I have a problem that comes up a lot in programming, and I’m sure the experts can help me out. It has to do with giving names to objects that I’m working with. Sometimes the naming is natural; for example, if I have a variable for sex in a survey data, I can define “male” as 1 for men and 0 for women and then continue with names such as “male00” for data in the 2000 survey, “male04” for the 2004 survey, and so forth, or else use a consistent set of names and define things within dataframes. In either case, this is no problem.
What is more of a hassle is coming up with names for temporary varaibles. For example, should I use “i” for every looping index, with “j” for the nested loops, “k” for the next level, and so forth? This can get confusing when referring to array indexes (sometimes you end up needing things like a[j,i]), or should I go for mnemonics, such as “i” to index survey respondents, “s” for states, “e” for ethnic groups, “r” for religious denominations, etc? Sometimes I’ve tried to reserve “j” for the lowest level of poststratification cel, but that isn’t always convenient.
At other times I’ve tried more descriptive names, for example n.state for the number of states (50 or 51, depending on whether D.C. is included) and i.state for state indexes, thus giving loops such as “for (i.state in 1:n.state)” or “for (i.state in states),” where “states” has been pre-defined as the vector of state numbers. This approach is currently my favorite–I tried to stick to something like it in my book with Jennifer–but can also create its own difficulties, as I have to remember the names of all the indexing variables.
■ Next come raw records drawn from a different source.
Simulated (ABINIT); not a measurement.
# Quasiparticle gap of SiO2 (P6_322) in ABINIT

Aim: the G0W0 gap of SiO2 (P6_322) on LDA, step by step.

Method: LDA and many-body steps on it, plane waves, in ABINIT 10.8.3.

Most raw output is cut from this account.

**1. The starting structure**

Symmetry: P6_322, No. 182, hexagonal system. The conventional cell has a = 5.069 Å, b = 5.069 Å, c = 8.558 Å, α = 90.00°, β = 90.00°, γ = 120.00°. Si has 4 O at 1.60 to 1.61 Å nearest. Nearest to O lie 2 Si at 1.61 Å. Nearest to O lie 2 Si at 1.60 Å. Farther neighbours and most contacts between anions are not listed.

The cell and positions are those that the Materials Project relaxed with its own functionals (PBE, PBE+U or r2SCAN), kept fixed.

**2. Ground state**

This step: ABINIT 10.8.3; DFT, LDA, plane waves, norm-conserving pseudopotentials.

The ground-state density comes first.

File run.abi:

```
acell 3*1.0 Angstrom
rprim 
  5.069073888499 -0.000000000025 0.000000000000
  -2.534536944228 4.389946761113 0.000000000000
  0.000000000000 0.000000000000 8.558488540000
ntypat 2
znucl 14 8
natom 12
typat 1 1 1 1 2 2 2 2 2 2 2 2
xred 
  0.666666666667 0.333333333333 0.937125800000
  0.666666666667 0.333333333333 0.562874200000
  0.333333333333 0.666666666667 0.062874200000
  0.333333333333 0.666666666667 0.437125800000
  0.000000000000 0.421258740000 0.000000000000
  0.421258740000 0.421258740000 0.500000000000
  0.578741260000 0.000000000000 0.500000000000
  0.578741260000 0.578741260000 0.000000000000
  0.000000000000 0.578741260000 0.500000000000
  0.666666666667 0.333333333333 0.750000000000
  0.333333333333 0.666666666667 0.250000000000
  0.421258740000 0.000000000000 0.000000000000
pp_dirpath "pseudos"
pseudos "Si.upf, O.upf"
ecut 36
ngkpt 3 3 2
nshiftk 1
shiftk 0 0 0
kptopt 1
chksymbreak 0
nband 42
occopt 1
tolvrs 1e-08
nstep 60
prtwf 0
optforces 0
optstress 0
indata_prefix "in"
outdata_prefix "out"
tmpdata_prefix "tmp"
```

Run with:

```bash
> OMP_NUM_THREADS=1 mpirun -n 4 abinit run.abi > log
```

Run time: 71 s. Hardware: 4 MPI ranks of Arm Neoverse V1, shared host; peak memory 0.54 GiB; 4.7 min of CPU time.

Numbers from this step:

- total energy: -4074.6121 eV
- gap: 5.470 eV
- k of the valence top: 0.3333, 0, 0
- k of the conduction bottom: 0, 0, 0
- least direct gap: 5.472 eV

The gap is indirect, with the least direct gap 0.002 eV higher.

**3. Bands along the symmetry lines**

Beyond looping indexes, there are all sorts of temporary variables I’m creating all the time; for example, after fitting a multilevel model, pulling out coefficient estimates: “fix <- fixef (M2000.all)." There's always a tension in naming these temporary quantities: on one hand, I don't want meaningless names such as "temp" floating around; on the other, every new variable name is another thing to remember, which is annoying if it's only being used in two lnes of the program. I guess the real solution is to ruthlessly compartmentalize: in R, this essentially means that you turn every paragraph of code into a function and get rid of all globally-defined variables. I haven't always had the discipline to do this, but maybe I should try.